Knots of Latitude
I love my proofreader. We’ve been working together for years and she will chase the most obscure facts right down the rabbit hole with me. She’s incredibly hard to stump. But she’s learned to sometimes just put in a comment… “I couldn’t find this…after 1/2 an hour of looking.” I, of course, then send back how I came up with that obscure something and send her plunging right back into the rabbit hole. (No, that’s not my evil smile.)
So, she tripped on a fact in my newest book, Miranda Chase #3 Condor. “Polyarny submarine base, three hundred kilometers north of the Arctic Circle.” A seemingly simple statement, but a real pain to verify…unless you know how I came up with it.

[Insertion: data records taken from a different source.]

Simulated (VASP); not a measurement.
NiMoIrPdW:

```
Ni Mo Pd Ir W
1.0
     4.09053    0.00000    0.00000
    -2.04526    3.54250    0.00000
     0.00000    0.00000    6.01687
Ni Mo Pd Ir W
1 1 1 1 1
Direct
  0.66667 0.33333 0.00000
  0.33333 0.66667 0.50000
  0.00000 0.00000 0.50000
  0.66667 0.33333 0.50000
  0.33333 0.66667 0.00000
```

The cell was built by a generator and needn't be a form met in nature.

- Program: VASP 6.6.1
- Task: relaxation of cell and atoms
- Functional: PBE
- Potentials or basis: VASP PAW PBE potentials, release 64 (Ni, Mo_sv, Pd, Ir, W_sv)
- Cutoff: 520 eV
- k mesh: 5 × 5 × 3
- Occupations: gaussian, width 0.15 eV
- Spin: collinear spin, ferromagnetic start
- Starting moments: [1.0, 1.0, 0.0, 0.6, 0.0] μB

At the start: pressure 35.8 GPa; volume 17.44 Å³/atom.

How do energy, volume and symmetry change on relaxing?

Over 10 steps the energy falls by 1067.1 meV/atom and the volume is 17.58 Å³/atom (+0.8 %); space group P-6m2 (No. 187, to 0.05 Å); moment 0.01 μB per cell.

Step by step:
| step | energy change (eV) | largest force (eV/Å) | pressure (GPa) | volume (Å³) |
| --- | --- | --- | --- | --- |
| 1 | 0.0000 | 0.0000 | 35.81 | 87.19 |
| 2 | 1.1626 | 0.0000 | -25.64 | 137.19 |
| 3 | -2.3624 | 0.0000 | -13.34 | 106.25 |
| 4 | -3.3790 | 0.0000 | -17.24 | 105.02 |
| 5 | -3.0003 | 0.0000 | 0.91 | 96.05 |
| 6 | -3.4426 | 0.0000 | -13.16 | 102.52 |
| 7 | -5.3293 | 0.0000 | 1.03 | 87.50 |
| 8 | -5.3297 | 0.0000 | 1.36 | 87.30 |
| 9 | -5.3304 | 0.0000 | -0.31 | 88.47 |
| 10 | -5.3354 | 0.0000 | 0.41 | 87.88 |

Here’s my explanation back to her:
Per Wikipedia, Russian Shipyard No. 10 (aka Ployarny, where the Red October departs in The Hunt for Red October) lies at a latitude of 69°12’ N versus the Arctic Circle at 66°33’ N, subtract the two to get 159 minutes apart (60 minutes per degree). A minute of latitude = a nautical mile. So 159 minutes = 159 nautical miles = 294 km. Wasn’t that obvious?
For lines of latitude (parallel to the equator) each degree is made of sixty minutes. Each minute is one nautical mile, roughly 6,076 feet.
Fun Game: How far are you from the equator? Find your latitude, then follow this example. The rather curious big red rock in the middle of the Australian Outback (Uluru or Ayer’s Rock) is at 25°20′ S. (25*60)+20 = 1,520 nautical miles from the equator. (1,726 statute miles or 2,815 km).
Some trick the other way around: Uluru is 64°40′ from the South Pole. (64*60)+40 = 3,880 nautical miles.
By the way, this only works when traveling north or south. Lines of longitude don’t work that way at all. They’re a mile (nautical) apart at the equator, but touching just as they reach the poles. However, if you’re looking at a map marked with latitude (like a good hiking map), a minute along the vertical can be used to then measure a mile at any angle on the rest of the map. Just remember it’s a pretty long mile if you’re used to hiking in statute (5,280′) miles rather than nautical ones (6,076′).
The Arctic Knot
The Arctic Circle lies at 66°33’48.0″ N (read as 66 degrees 33 minutes 48.0 seconds [60 seconds per minute, just like time). Except that’s only where it lies at present.
The Arctic Circle isn’t some specific distance from the Equator. Rather it is the line above which the sun never sets on the Summer Solstice and never rises on the Winter Solstice. Same effect just upside down at the Antarctic Circle. (That’s a tease to Holly Harper, my structural specialist in the Miranda Chase thrillers. She from Oz (Australia), and they hate the phrase “Down Under.” Hi, Holly.)
So, as the axis of the Earth tilts its way through a slow (41,000 year slow) precession (no, the North Star is not always the North Star which I’ll nerd out on some other time), the Earth changes its angle to the sun. As it does, the Arctic (and Antarctic) Circles move. Right now, it’s moving north. So, to be more precise to my proofreader and any far future readers, Polyarny is becoming 15m closer to the Arctic Circle every year. In just 66.67 years (at current rate of shift), it will be another kilometer closer to the Arctic Circle.
Bonus Fun Fact: marine and air speed is almost entirely in knots (nautical miles). Why the holdover? One, probably because the US is the final stick-in-the-mud country in the world to still use the English measurement system. Second, to change everything at once, worldwide, so that someone isn’t suddenly traveling in miles vs. knots vs. kilometers and colliding with each other, is an unimaginable task!
In fact, air traffic flight levels globally are still in 1,000s of feet for that same reason. Flight Level 250 = 25,000 feet everywhere in the world.
Bonus Thought: Ever wonder where the phrase “A mile a minute” comes from. Well, every resource I can find points to the 19th-century’s belief that to travel 60mph was lethal to body and soul (the first we’ve proven many times on our highways and I wouldn’t dismiss the latter too lightly). But it’s a really useful measure that goes back to the 15th century.